First and foremost a specification has to be complete. That means all relevant aspects of a feature have been captured. When user interfaces (UI) are involved:

  • Are the topics of the Accessibility Checklist covered?
  • Are the topics of the Globalization Checklist covered?
  • Are the topics of the Interface Text Style Guide checklist covered?
  • Do alerts meet the requirements specified in the - Alert Guidelines?
  • Are all menu related changes specified in the - Comprehensive Menu specification?
  • Are all tool bar related changes specified in the - Comprehensive Tool bar specification?
  • Is each UI element specified in detail (e.g default values, input and output ranges, interactions and possible relations to other UI elements and parts of the UI)?
  • Is the exception handling specified in detail?
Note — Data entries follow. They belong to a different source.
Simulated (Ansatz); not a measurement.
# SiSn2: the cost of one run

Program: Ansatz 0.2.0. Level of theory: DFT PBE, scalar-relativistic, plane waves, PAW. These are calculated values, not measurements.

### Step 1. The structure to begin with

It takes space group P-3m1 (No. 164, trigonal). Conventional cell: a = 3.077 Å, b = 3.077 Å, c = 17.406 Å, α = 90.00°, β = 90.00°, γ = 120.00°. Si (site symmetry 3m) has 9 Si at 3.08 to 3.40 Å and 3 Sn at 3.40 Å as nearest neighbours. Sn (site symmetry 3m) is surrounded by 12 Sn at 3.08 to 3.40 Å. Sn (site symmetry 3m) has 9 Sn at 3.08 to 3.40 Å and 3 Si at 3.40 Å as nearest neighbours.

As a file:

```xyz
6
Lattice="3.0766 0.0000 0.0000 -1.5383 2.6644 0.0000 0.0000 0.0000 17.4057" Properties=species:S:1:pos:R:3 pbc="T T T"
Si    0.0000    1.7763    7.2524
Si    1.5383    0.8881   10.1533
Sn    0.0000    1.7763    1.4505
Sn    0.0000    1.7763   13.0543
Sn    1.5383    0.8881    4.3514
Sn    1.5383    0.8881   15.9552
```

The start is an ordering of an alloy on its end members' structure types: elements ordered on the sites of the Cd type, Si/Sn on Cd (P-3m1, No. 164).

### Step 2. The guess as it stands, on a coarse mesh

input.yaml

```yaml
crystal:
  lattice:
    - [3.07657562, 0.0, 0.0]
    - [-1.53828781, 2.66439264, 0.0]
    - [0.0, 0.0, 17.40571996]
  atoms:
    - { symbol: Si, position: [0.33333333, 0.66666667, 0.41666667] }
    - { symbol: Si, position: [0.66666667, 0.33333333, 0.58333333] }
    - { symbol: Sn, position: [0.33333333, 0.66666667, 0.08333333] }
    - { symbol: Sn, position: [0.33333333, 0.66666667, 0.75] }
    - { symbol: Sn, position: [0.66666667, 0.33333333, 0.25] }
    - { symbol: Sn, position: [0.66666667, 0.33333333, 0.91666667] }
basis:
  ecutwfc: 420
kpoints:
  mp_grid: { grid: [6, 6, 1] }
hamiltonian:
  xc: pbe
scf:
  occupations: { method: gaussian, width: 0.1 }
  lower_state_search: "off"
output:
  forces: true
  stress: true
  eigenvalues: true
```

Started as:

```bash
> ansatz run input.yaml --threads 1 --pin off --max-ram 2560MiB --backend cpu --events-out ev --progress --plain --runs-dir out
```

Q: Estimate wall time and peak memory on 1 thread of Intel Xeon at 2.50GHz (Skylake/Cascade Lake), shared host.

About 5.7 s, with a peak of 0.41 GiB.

  • Each statement has to be unambiguously clear to Development , Quality Assurance, USer Experience and Documentation.
  • Is the specification in itself clear enough to the intended readership for being implemented, being tested and for being documented?
  • Are you using quantifiable statements instead of interpretable generalities?
  • Have you avoided to use terms like “more”, “most”, “less”, “easy”, “improve”, “enhanced”, “better”?
  • Are you consistent within the specification and to specifications which relate to the feature you are specifying?


  • Each statement shall be as short and simple as possible.

Is any secondary writing regarding the detailed specification clearly separated e.g. “comments”, “notes”, “suggestions”, “ideas”, “reasons”?